Questioning Symantec's 'Virtual' Shareholder Meetings

| About: Symantec Corporation (SYMC)

Most shareholders of Symantec (NASDAQ:SYMC) dating back to around 2005 know all too well the danger of unchecked executive power. Now, in addition to the destruction of shareholder value, Symantec may be poised to impede the ability of shareholders to sufficiently, let alone wholly, enjoy and exercise their rights, based the company’s plan to carryout a virtual-only annual meeting of shareholders on Monday, September 20th. Glyn Holton, Executive Director of the nongovernmental organization, United States Proxy Exchange, has warned of the disadvantages shareholders could face given the current lack of safeguards with the meeting delivery system designed by Broadridge. Below is a copy of a letter I have sent to Symantec’s Head of Investor Relations, Chairman, and CEO. I encourage all investors to visit the US Proxy Exchange website to learn about the Symantec virtual meeting matter.

September 17, 2010

Mr. John W. Thompson, Chairman
Mr. Enrique T. Salem, CEO
Symantec Corporation
350 Ellis Street
Mountain View, CA 94043

Dear Messrs. Thompson and Salem:

I am writing to you not as a frustrated shareholder of Symantec – for I do not own shares – but rather, as an individual investor gravely concerned about the precedent that may be set by Symantec’s planned Sept. 20, 2010, virtual-only annual shareowner meeting. Your ostensibly misleading reasoning and irrational obstinacy to host a virtual meeting is very disturbing and defies common sense given both the individual and institutional investor opposition you have faced thus far as a result.
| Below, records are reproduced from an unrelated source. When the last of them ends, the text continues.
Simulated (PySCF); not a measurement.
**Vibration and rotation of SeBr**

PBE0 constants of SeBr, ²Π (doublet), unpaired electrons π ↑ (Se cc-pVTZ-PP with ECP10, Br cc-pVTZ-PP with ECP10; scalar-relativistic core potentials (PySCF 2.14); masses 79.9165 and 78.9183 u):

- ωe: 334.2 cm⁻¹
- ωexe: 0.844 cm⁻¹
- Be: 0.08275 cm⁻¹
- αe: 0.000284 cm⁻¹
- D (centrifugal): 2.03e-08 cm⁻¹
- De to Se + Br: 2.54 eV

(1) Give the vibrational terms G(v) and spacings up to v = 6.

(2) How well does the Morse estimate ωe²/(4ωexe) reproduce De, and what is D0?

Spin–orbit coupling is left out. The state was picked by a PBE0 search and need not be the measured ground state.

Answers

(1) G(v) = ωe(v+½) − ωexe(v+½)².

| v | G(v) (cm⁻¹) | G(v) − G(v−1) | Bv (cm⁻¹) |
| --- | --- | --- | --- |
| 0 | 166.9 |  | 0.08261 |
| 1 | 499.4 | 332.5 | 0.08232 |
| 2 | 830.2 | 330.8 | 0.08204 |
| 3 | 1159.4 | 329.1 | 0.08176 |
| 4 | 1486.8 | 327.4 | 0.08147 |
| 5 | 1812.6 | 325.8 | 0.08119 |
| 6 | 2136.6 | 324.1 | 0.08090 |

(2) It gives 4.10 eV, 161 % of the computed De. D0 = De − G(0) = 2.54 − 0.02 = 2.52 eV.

With Symantec’s stock price down approximately 30% since mid-year 2005 (coinciding with its controversial $13.5B acquisition of Veritas), down by more than half from its late-2004 peak, and effectively trading at 2003 levels, one would expect that upsetting shareholders any further would be the last thing Symantec would want to do. One is led to believe that Symantec’s officers and directors are fearful of possible direct in-person questioning by shareholders, and are thus opting to take cover behind computer screens and an annual meeting delivery system that lacks proper safeguards for non-insider shareholders. Note that Intel Corporation also attempted to implement a virtual-only meeting and instead rightfully decided to continue to provide a hybrid format meeting (in-person and Internet accessibility).

On page 2 of Symantec’s 2010 Proxy Statement it states that one of the two reasons for holding only a virtual meeting this year is “current cost savings objectives.” The nominal savings from a virtual meeting must be a mere drop in the bucket compared to the costs that shareholders bear (especially non-insiders) in terms of the company’s expanding issuance of equity; the use of capital to repurchase stock and thus, “… reduce the potential dilutive effect of the issuance ….” (Per Proposal No. 3, 2010 Proxy); the nearly $4B spent on stock buybacks between March 2006 and March 2008, all at higher stock prices than where Symantec is trading at present; the $1.5B-plus spent on M&A in 2010 and $18B-plus spent since 2005; the more than halving of the value of goodwill on the balance sheet; the aforementioned all in the face of a depressed stock price and no stock dividends paid whatsoever; the more than doubling of Mr. Salem’s pay in fiscal 2010; and an unwieldy Board of Directors comprised of 18 members, half of whom are insiders.

In closing and with all due respect to Symantec’s efforts to improve its business and share price, the issue at hand involves having a virtual-only annual shareowner meeting and is of utmost importance. Until it has been demonstrated that proper safeguards exist to ensure sufficient shareholder representation, it is critical that shareholders continue to

be offered regular shareowner meetings. Accordingly, I support the United States Proxy Exchange’s efforts to establish “best practices” for virtual annual meetings, and hope that Symantec will lend its support as well. The peril of a further concentration of executive power and limited outside/independent board influence has profound negative implications for the future of the U.S. equity markets. Cost savings seem insignificant compared to the potential abuses that may arise from a premature introduction of a virtual annual meeting delivery platform. While Symantec’s officers and directors may be of the highest moral principles, there are no assurances of the reliability of the delivery platform itself and neither can we know in advance how many unscrupulously operated corporations will seek to exploit this system.


[Submitted electronically]

Steven Towns

CC: Scott Taylor, Symantec Corporate Secretary
Helyn Corcos, Symantec Head of Investor Relations
Glyn Holton, United States Proxy Exchange

Disclosure: At the time or publishing, the author does not have any position in shares of Symantec.